Low-temperature fermentation naturally occurs in areas with long cold winters and heavy snowfall. Therefore, cold areas tend to produce light and delicate flavored sake. However, new developments in temperature control systems reduce the influence of the local environment on sake brewing. With these new systems, a brewery in a warmer area can also create light and delicate sake. However, the local environment still influences sake characteristics rather indirectly through the local food culture.

New Movements in Sake Regionality

In recent years, breweries have started to develop new movements to re-establish the regional identity of sake production throughout Japan.

Geographical Identification

The National Tax Agency of Japan introduced a system to protect local alcoholic beverages in the 1990s. This system is referred to as Geographical Identification (GI). It serves to protect and promote the quality of a product that is specific to each region. To qualify for the GI label, the sake must meet certain criteria granted by the National Tax Agency. The criteria list includes special traits, a unique local environment, ingredients, and brewing techniques only found within a specific region. Sake with a GI label warrants that it was produced in a certain region and meets the production and quality standards.

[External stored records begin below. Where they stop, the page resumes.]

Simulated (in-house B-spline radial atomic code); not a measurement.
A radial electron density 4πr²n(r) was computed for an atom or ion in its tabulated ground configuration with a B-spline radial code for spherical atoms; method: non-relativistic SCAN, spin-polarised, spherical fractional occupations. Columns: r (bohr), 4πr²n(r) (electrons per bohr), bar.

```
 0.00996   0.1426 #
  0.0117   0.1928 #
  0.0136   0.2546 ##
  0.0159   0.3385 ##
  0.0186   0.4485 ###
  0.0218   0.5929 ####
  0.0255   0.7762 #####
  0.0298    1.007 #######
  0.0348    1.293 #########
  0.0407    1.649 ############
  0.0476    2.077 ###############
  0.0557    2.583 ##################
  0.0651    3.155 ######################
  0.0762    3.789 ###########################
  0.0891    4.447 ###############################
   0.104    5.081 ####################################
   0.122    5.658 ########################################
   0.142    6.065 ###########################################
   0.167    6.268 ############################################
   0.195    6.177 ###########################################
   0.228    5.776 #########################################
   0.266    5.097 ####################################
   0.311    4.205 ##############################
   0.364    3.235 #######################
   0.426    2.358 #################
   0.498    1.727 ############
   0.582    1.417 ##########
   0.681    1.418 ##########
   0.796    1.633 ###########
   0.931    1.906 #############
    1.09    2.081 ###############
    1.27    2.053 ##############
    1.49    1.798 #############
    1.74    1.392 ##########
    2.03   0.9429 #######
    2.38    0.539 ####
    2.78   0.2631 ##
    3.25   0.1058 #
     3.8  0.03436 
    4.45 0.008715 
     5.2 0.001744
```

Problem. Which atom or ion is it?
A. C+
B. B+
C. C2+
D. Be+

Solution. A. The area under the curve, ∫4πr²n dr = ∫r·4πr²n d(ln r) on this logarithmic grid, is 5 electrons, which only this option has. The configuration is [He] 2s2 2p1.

As of 2020, Japan has five GI designated regions for sake brewing, including Hakusan (2005), Yamagata (2016), Nadagogo (2018), Harima (2020), and Mie (2020). In addition, Japanese sake itself became a GI designated product of Japan in 2015.

Geographical Indications protected in Japan

Regional Rice Strains

The movement to improve and develop sake rice started back in the 1600s. This continues today at a prefectural level with a focus on local strain development. In addition to reviving older strains, developers are working on new hybrid varieties that fit local environments. These strains are often grown in limited areas to provide regional value to the sake produced in that area.

For the complete list of sake rice, see Fact: Sake Rice.

Regional Microorganisms

As with rice, developers have isolated and bred yeast and koji fungi that are unique to each prefecture over the years. These variants of microorganisms add to the regional attributes of sake flavor and aroma.

Breweries Collaboration

In the past, a collaboration between breweries was unheard of as each brewery tended to keep its skill and techniques a secret. However, in recent years, groups of relatively young brewers have begun to get together to share and evaluate their products and brewing skills. As a result, groups of sake breweries within the same prefecture started to collaborate on brewing special editions of sake to promote sake from their prefecture.

In 2010, the first collaboration unit was formed in Akita. Based on their regular discussions, 5 breweries came together to create a single tank of sake. Since then, this group has created a new edition of sake every year which was received positively by the public. Their success as a collaboration group resulted in similar brewery units forming in other prefectures. In turn, these special sake editions increased in popularity for both promotional use and in general.